Game Theory - A Very Short Introduction

Summary

Here is a summary of "Game Theory: A Very Short Introduction" by Ken Binmore:

• Chapter 1: The name of the game. This chapter introduces game theory as the study of strategic interaction between rational individuals. It explains that a "game" can refer to any situation where people interact, from courtship to economics to international politics. The chapter emphasizes that game theory works best when people behave rationally, though it can also explain the behavior of mindless animals or companies eliminated by market forces if they act irrationally. It also introduces the concept of utility to measure players' preferences and discusses how Nash equilibrium, where all players make the best reply to others' strategies, is a fundamental concept.
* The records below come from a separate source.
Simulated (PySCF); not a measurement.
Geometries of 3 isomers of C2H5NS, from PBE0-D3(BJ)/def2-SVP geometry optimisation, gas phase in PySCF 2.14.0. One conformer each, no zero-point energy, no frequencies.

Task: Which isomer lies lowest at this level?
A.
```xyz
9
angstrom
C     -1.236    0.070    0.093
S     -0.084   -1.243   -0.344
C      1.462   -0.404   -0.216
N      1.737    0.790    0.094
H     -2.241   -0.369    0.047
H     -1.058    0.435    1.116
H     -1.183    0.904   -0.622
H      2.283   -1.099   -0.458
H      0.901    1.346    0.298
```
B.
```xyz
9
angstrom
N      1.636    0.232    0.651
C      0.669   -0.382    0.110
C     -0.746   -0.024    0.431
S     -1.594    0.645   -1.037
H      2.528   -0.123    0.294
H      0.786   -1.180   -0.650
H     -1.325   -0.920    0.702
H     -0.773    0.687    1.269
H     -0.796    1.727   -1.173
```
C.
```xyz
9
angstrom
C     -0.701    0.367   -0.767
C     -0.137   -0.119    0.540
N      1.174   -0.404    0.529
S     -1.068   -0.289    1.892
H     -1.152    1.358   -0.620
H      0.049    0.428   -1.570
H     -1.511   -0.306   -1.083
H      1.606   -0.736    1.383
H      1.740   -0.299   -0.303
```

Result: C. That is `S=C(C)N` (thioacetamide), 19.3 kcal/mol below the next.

• Chapter 2: Chance. This chapter delves into the role of chance and mixed strategies in game theory, where players randomize their choices to keep opponents guessing. It explains that even if players don't consciously randomize, their behavior can be effectively random from an opponent's perspective. The chapter discusses how mixed Nash equilibria arise when players adjust their strategies to make their opponents indifferent between choices, sometimes leading to seemingly paradoxical outcomes like in the Good Samaritan Game or voting scenarios. It also touches upon Von Neumann's minimax theorem, which applies to two-person, zero-sum games and states that players should aim to maximize their minimum possible payoff.

• Chapter 3: Time. This chapter explores games where the timing of moves is crucial, such as Chess or Poker, which can be represented in extensive form as game trees. It introduces backward induction as a method to solve finite games of perfect information by working backward from the end of the game, determining the best choices at each step. The chapter discusses concepts like subgame-perfect equilibrium, where strategies are optimal not just for the whole game but for every possible subgame, and common knowledge, where all players know something, know that everyone else knows it, and so on. It also touches upon the Chain Store paradox, highlighting complexities when a player's rationality is refuted by an unexpected move.

• Chapter 4: Conventions. This chapter discusses how conventions, or commonly accepted ways of behaving, help solve equilibrium selection problems in games with multiple Nash equilibria, like the Driving Game. It introduces Schelling's concept of focal points, which are solutions people tend to converge on based on contextual cues, even without explicit agreement. The chapter emphasizes that many societal rules, including language and money, are conventions that evolved because they coordinate behavior on an equilibrium. It also explores how inefficient conventions can arise and persist, as illustrated by Schelling's Solitaire model of segregation, and discusses social dilemmas like the Tragedy of the Commons, where individual incentives conflict with collective well-being.

• Chapter 5: Reciprocity. This chapter focuses on reciprocity as a key mechanism for sustaining cooperation in repeated interactions. It explains that in indefinitely repeated games, like the Prisoner's Dilemma, cooperative strategies such as GRIM (cooperate until the opponent defects, then defect forever) can form Nash equilibria if players value future payoffs enough. The folk theorem is introduced, suggesting that any mutually beneficial outcome can be supported as an equilibrium in a sufficiently long-term relationship with reliable monitoring and punishment for deviations. The chapter also discusses TIT-FOR-TAT, its successes and limitations, and how emotions like anger can serve as commitment devices to enforce reciprocal behavior.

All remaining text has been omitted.